Pakistani Civilians Forced To Flee Swat Valley
STEVE INSKEEP, host:
And let's go across the border now into Pakistan, where refugee camps are filling up. Pakistan's army and the Taliban have turned the Swat valley into a battle zone. And in the last 24 hours, thousands of civilians have been pouring into refugee camps that were already overflowing.
From Islamabad, NPR's Julie McCarthy reports on the spreading humanitarian crisis.
(Soundbite of water splashing)
JULIE McCARTHY: Tea, the essential ingredient in Pakistan's morning meal, is liberally poured at the Jolala(ph) camp for displaced people, where the bleary new arrivals from Swat valley take their turn to be served. It's estimated that about 20 percent of those fleeing the broad arch of the conflict that has gripped in North West Pakistan are being accommodated in small relief camps like this one of some 1,500 people. The weary but relaxed atmosphere here contrasts to the traumatic events undergone by the refugees.

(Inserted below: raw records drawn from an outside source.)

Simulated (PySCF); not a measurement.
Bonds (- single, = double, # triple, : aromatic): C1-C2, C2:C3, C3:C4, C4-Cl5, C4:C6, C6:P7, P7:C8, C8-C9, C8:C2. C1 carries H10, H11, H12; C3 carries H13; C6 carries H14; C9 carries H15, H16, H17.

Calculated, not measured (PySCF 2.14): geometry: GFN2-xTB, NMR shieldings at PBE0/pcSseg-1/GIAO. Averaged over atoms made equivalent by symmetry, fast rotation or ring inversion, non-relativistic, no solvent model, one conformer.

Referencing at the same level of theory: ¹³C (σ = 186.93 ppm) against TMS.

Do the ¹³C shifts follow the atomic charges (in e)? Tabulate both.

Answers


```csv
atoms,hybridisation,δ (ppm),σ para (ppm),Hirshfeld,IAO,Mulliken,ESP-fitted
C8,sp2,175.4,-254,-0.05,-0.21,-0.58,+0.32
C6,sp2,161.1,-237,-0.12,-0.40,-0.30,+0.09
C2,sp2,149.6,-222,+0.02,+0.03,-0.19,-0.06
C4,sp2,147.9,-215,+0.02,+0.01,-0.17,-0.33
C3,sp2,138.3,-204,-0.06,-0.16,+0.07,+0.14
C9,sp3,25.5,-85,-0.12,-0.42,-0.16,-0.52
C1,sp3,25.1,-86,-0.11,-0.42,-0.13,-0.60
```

Bibi Ashiya(ph) arrived with her husband and six children Tuesday night and pitched up in tents supplied by the UN High Commission for Refugees. She said they had only minutes to pack during the brief pause in the crossfire that raked the houses in her neighborhood in the densely populated village of Rahimabad, just outside the central city of Mingora. Bibi says they left in such a hurry, the bread was still warm on their plates.
Ms. BIBI ASHIYA: (Foreign language spoken)
MCCARTHY: Nobody ate anything at all, and our neighbors were panicked, she says. In the confusion, some grabbed only their shirts, others grabbed only their pants and came rushing out of their houses. No one was injured, but the people were terrified. Bibi says bullets were raining down on the cemetery near us. And she asks what else could be more miserable than this?
Local relief organizations put the number of those forced from their homes by the two weeks of fighting in the area somewhere around 100,000. In addition to the displaced, there are the dead. Civilian casualties are mounting as clashes between Pakistani troops and Taliban forces escalate.
In the Swat Valley, the army took control of a militant-commandeered emerald mine following an aerial assault that local eyewitnesses say began suddenly in the predawn hours yesterday. Local television reporter Niaz Ahmed, who was sleeping at his home nearby, says he heard and saw helicopter gunships attacking the mine. The army says 35 militants were killed in the course of the engagement, which Niaz says came in three phases over 10 hours. Later, he says, he saw 16 bodies - 12 of them children - laid out by relatives whose houses, Niaz says, lie on the foothills leading to the mine.
Mr. NIAZ AHMED (Television Reporter): (Foreign language spoken)
MCCARTHY: These people died at different times and belonged to different families, he says. Some bodies had no limbs, some had no hands, some had no legs. They were in a terrible condition, he says.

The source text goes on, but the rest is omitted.